How to determine whether enabling ZFS deduplication, which removes redundant data from ZFS file systems, will save you disk space without reducing performance.
What Is ZFS Deduplication?
In Oracle Solaris 11, you can use the deduplication (dedup
) property to remove redundant data from your ZFS file systems. If a file system has the dedup
property enabled, duplicate data blocks are removed as they are written to disk. The result is that only unique data is stored on disk and common components are shared between files, as shown in Figure 1.
Figure 1. Only Unique Data Is Stored on Disk
In some cases, deduplication can result in savings in disk space usage and cost. However, you must consider the memory requirements before enabling the dedup
property. Also, consider whether enabling compression on your file systems would provide an excellent way to reduce disk space consumption.
Use the following steps to enable deduplication. Note that it is important to perform the first two steps before attempting to use deduplication.
Step 1: Determine Whether Your Data Is Dedup-able
Determine if your data would benefit from deduplication space savings by using the ZFS debugging tool, zdb
. If your data is not “dedup-able,” there is no point in enabling dedup
.
Deduplication is performed using checksums. If a block has the same checksum as a block that is already written to the pool, it is considered to be a duplicate and, thus, just a pointer to the already-stored block is written to disk.
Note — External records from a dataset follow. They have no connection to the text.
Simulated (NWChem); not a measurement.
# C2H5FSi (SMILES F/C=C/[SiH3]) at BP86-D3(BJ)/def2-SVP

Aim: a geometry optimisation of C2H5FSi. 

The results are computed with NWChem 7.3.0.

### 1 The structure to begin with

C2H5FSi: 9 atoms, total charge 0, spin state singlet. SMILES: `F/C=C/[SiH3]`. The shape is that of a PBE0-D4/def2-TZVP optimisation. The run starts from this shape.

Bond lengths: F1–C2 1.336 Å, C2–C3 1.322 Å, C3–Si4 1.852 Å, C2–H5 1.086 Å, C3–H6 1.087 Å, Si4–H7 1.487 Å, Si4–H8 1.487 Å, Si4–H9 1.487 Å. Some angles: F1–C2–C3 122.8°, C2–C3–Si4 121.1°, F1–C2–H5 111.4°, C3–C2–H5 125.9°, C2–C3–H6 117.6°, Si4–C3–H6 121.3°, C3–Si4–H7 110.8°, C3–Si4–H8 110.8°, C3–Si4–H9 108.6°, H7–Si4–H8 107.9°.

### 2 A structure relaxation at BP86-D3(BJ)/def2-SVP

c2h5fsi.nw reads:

Therefore, the process of trying to deduplicate data that cannot be deduplicated simply wastes CPU resources. ZFS deduplication is in-band. This means that deduplication occurs when you write data to disk and impacts both CPU and memory resources.
For example, if the estimated deduplication ratio is greater than 2, you might see deduplication space savings. In the example shown in Listing 1, the deduplication ratio is less than 2, so enabling dedup
is not recommended.
#zdb -S tank
Simulated DDT histogram:
bucket allocated referenced
______ ______________________________ ______________________________
refcnt blocks LSIZE PSIZE DSIZE blocks LSIZE PSIZE DSIZE
------ ------ ----- ----- ----- ------ ----- ----- -----
1 1.00M 126G 126G 126G 1.00M 126G 126G 126G
2 11.8K 573M 573M 573M 23.9K 1.12G 1.12G 1.12G
4 370 418K 418K 418K 1.79K 1.93M 1.93M 1.93M
8 127 194K 194K 194K 1.25K 2.39M 2.39M 2.39M
16 43 22.5K 22.5K 22.5K 879 456K 456K 456K
32 12 6K 6K 6K 515 258K 258K 258K
64 4 2K 2K 2K 318 159K 159K 159K
128 1 512 512 512 200 100K 100K 100K
Total 1.02M 127G 127G 127G 1.03M 127G 127G 127G
dedup = 1.00, compress = 1.00, copies = 1.00, dedup * compress / copies = 1.0
Listing 1: Determining the Deduplication Ratio
Step 2: Determine Whether Your System Has Enough Memory to Support Deduplication Operations
This step is critical because deduplication tables consume memory and eventually spill over and consume disk space. At that point, ZFS has to perform extra read and write operations for every block of data on which deduplication is attempted, which causes a reduction in performance.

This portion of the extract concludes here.